On 30 Rock, Liz has to answer to Jack Donaghy, her boss at NBC, whose interests are aligned not towards creative integrity, but towards profitability and placating people who complain about content. And she also has to keep a series of irrational actors, including Tracy Jordan and Jenna Maroney, her eccentric stars, and her temperamental writers room happy in order to keep her show functioning at a minimal level. For Liz to get what she wants in broad strokes, she constantly has to make small sacrifices. Similarly, on Parks and Recreation, Leslie may have far more talents at governance and much more energy for and interest in her work than almost anyone else at any level of Pawnee city government. But one of the constant sources of tension on the show is the way Leslie has a tendency to get out ahead of the rest of her colleagues and the needs and constraints of the organizations she’s working for and the constituencies she’s supposed to be serving.

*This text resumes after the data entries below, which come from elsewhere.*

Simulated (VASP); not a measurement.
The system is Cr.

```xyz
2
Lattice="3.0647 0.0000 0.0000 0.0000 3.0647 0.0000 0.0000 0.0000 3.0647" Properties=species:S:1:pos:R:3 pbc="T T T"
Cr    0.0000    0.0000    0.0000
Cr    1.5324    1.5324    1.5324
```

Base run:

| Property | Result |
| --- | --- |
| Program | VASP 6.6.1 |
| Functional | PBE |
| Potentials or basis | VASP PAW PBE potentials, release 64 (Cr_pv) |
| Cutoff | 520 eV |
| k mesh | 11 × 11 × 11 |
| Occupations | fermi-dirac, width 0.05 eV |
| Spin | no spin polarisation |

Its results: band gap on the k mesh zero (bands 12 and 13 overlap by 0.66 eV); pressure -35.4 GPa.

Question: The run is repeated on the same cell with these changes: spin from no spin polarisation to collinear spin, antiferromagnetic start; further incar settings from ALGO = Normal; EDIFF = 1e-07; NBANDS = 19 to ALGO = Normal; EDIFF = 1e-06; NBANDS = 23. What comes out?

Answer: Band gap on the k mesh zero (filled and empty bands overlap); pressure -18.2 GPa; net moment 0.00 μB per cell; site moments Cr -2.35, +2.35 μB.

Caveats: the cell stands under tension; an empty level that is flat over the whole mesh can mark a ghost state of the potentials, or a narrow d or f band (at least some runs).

These conditions are part of what made 30 Rock and still makes Parks and Recreation extremely funny television. They’re also the kinds of dilemmas lots of women face in other settings as well. And it just so happens that knowing how to manage these situations with grace and humor also prepare someone to handle a situation like hosting duties, which requires extreme confidence but a reigned-in ego, perfectly. We and the Hollywood Foreign Press Association are lucky to have Fey and Poehler on the Golden Globes stage for the next two years. But plenty of other candidates could learn from their example as well.